Nov 19 2010, 1:29pm
yes, I do think that any reasonably talented composer could have taken over the composing for The Hobbit and done a good job. I'm not sure why you're bringing up the books, as writing novels and scoring films are as different as waffles and aeroplanes; but yes, I also think that there are many writers who could craft interesting and successful continuations of Tolkien's work (though I would not like for any individual writer to be given this privilege, but that's another discussion). A new composer would presumably be allowed to utilise the most important connective themes (The Shire, Rivendell, Gollum etc), and I expect that Shore's work would have been a major influence on the rest of the score. Taking this into consideration, I think it's likely that the new soundtrack would have sounded quite similar to that of The Lord of the Rings.
You say that the results would be 'detrimental'. But can you say that for certain? I've already made it clear that Howard Shore is my number-one choice to score The Hobbit, but as much as I enjoy some of his work, I wouldn't say he's the greatest composer alive. If anyone deserves that title, I think it is John Williams, who has composed so many iconic and memorable themes that it is difficult for me to imagine the world of cinema without him. Would I have been satisfied if he had scored The Hobbit? Certainly. Another suggestion, made by the member Gandalf'sMother, was Hans Zimmer. At first I was sceptical, thinking of Pirates of the Caribbean. Then I heard his fantastic work on Inception, and I have to say I agree: he is a fine composer, and I would be comfortable with him taking over The Hobbit.

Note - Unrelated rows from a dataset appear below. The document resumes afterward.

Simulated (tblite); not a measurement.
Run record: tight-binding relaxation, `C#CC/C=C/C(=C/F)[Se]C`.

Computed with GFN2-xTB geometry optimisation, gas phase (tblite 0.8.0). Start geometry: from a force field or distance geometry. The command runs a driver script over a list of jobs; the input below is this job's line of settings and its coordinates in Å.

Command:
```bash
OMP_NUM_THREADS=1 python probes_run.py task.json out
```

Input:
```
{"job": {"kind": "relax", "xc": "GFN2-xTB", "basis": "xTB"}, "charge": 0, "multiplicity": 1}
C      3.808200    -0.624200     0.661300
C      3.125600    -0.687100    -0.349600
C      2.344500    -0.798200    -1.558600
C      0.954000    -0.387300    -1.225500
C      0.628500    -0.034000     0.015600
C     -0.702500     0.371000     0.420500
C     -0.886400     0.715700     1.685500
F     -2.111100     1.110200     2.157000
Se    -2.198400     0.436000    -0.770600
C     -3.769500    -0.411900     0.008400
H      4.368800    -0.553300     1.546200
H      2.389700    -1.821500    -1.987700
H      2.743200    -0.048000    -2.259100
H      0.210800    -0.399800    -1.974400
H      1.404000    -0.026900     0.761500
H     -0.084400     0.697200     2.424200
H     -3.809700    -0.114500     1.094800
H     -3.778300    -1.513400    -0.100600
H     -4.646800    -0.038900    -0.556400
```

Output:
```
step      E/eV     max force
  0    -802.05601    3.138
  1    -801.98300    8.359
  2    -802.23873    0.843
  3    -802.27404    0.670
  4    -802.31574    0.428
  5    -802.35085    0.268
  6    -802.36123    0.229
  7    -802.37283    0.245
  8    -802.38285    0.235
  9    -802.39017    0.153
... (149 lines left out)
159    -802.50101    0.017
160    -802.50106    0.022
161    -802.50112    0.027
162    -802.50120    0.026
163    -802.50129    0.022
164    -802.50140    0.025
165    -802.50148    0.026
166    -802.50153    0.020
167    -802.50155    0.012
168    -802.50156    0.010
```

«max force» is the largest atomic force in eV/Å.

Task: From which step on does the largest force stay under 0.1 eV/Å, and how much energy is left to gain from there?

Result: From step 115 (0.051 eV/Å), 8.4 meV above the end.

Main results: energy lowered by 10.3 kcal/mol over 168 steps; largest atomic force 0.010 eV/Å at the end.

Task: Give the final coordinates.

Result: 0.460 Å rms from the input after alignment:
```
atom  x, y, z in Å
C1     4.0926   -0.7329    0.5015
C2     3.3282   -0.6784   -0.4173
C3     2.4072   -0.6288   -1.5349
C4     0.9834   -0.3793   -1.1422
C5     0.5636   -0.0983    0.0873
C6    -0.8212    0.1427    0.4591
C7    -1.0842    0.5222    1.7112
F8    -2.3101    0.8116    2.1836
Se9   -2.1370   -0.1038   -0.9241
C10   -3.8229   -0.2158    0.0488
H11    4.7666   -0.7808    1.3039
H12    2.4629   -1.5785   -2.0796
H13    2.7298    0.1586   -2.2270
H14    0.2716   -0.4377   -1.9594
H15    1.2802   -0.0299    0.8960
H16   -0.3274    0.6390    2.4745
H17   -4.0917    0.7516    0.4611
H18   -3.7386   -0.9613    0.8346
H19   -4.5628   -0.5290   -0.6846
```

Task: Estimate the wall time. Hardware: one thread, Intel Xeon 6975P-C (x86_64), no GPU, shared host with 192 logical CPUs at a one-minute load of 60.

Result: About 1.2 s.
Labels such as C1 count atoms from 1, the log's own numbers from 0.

I used the example of Harry Potter because it was the first example of a skilled composer being replaced on a major series to an acceptable standard that came to my mind. At first I wrote that Williams's successors had done 'pretty well', but I immediately corrected myself to 'not too badly'. I personally thought that Patrick Doyle's score for the fourth film was great, and I found the later films' soundtracks to be acceptable, too (though I haven't seen the seventh yet). I'd consider one good soundtrack and two all-right ones to be 'not too bad'. But you're right, Harry Potter isn't a very good illustrative example of a composer being replaced well. But I don't think we can judge how Zimmer or Williams would have replaced Shore by examining how Doyle, Hooper and Desplat replaced Williams. I wouldn't consider Hooper to be a 'reasonably talented composer', but perhaps he's just not to my taste.
As I have said, I do not 'want' Howard Shore to be replaced. I am simply saying that the films would survive the loss of their composer, as they have survived the loss of their director, and as they would survive the loss of Ian McKellen, if worst came to worst. Just because I'd be willing to let go of them and move on doesn't mean I'd be delighted to do so. If a genuinely good composer replaced Howard Shore – and integrated his thematic work skilfully – I would still see the films, love them and most likely enjoy the soundtrack. But this is a silly hypothetical discussion – we know Shore will be returning, and there's no one I'd rather have.